Let $(X,d)$ be a metric space. Define
$$d_1(x,y)=\frac{d(x,y)}{1+d(x,y)}$$
(do you know the name of this metric?)
Show that the metrics $d$ and $d_1$ are equivalent.
Edited: Captain Lama pointed out that I was looking for strong equivalence which is not there. So how do I show they are equivalent?
Best Answer
Consider a point $p\in X$, and let $U^1$ be any $d_1$-neighborhood of $p$. Then there is an $\epsilon>0$ with $U_\epsilon ^1(p)\subset U^1$. Since $d_1(x,y)<d(x,y)$ it follows that $$U_\epsilon(p)=\{x\>|\>d(x,p)<\epsilon\}\subset\{x\>|\>d_1(x,p)<\epsilon\}=U_\epsilon ^1(p)\subset U^1\ .$$ This shows that $U^1$ is a neighborhood of $p$ with respect to $d$ as well.

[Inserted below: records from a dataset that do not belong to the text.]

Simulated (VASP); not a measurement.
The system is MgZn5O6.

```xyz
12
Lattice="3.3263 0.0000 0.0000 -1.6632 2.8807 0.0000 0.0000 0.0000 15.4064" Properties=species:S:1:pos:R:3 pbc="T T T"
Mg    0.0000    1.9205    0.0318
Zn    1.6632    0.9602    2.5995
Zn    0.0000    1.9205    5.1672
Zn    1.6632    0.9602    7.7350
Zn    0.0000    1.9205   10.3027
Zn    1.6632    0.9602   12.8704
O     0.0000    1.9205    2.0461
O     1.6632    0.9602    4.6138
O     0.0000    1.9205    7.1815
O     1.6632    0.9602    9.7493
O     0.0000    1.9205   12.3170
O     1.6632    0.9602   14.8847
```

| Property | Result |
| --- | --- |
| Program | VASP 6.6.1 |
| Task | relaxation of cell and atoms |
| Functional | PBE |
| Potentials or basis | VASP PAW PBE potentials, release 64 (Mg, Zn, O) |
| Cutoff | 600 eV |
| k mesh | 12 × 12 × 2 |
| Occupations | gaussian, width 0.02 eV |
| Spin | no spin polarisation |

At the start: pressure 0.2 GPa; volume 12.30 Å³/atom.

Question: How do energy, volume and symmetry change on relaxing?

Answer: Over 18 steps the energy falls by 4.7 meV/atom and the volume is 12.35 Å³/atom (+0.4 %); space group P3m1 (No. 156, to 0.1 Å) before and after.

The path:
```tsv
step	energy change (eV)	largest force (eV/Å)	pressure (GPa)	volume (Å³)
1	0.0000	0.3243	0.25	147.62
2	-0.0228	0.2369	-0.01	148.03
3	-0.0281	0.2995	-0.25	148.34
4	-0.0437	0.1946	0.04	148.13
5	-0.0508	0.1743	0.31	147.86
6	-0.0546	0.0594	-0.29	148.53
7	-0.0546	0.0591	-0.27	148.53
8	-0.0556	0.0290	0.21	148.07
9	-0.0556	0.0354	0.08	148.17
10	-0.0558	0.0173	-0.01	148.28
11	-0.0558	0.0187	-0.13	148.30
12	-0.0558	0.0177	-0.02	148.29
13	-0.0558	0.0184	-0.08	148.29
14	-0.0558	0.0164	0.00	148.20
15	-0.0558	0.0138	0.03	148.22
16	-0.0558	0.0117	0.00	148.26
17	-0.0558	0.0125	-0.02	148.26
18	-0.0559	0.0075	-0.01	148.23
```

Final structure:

Conversely: Consider a point $p\in X$, and let $U$ be any $d$-neighborhood of $p$. Then there is a positive $\epsilon<1$ with $U_\epsilon(p)\subset U$. Since $$d(x,y)={d_1(x,y)\over 1-d_1(x,y)}\leq 2d_1(x,y)$$ when $d_1(x,y)<{1\over2}$ it follows that $$U^1_{\epsilon/2}(p)=\{x\>|\>d_1(x,p)<\epsilon/2\}\subset \{x\>|\>d(x,p)<\epsilon\}=U_\epsilon (p)\subset U\ .$$ This shows that $U$ is a neighborhood of $p$ with respect to $d_1$ as well.
Altogether we have proven that $(X,d)$ and $(X,d_1)$ possess the same open sets.